To measure is to know: the ELK-stackPublished on: Author: Ronald Bakker Category: Java & Web
We order more and more online. Which means we also receive more and more notifications about the delivery of our orders. I work for a large retailer on a Kotlin application that keeps customers informed about the expected time of delivery. We use Elasticsearch, Logstash and Kibana (the ELK stack) to gain insight into the changes we make. Because to measure is to know.
Customers receive push notifications concerning their order status at different times: when the order is scheduled, in transit, almost there or when there is an unexpected change in the arrival time.
My team created an ingenious algorithm for sending push notifications. The algorithm uses input from the delivery trucks. These arrive by the thousands per minute. The algorithm works optimally when the communicated arrival times are as correct as possible. We want to minimize unexpected changes, because customers don't like unnecessary messages.
The effect of modifications
A small change can sometimes have a significant effect. Our backlog consists of all changes made to the algorithm. A major change for example is an extra push notification if the order arrives within 5 minutes. Minor changes could be increasing the time slot or sending push notifications earlier or later. The longer we wait before sending a message, the more accurate the expected arrival time will be. On the other hand, customers want to be informed as soon as possible.
We use the ELK stack to gain insight into the effect of the modifications we make. This tooling ensures that the logging of our application can be used to create dashboards, allowing us to immediately see what is happening in the application. For example, a bar graph can be made of the number of messages sent per type or a histogram of the number of messages sent per customer.
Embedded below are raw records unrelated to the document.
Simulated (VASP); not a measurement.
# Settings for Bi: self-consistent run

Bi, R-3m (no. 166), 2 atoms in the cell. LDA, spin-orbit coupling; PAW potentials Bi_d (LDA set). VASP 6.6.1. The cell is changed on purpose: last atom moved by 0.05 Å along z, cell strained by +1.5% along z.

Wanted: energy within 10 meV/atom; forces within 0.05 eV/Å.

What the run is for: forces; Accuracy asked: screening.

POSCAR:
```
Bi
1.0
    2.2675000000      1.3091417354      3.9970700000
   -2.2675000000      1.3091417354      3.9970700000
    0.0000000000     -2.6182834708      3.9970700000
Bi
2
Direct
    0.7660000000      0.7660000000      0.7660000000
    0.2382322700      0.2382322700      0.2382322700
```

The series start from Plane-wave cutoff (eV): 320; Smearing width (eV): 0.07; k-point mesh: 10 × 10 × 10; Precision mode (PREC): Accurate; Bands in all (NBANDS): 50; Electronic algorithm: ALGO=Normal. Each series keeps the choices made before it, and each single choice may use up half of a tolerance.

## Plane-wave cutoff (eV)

Testing new features in a simulation environment
A simulation environment runs alongside the production environment. The simulation receives the same input (schedules and updates from delivery trucks), but the environment doesn’t send messages to customers. Logging remains the same and is accessed in the same way in the ELK stack as in the production environment. This allows us to test new features in the simulation environment first. We then compare the graphs with the production environment. This way, we measure the effect before we put features into production.
This allows us to see if a new feature is an improvement for the customer or if we need to go back to the drawing board. A major improvement. It just goes to show: to measure is to know!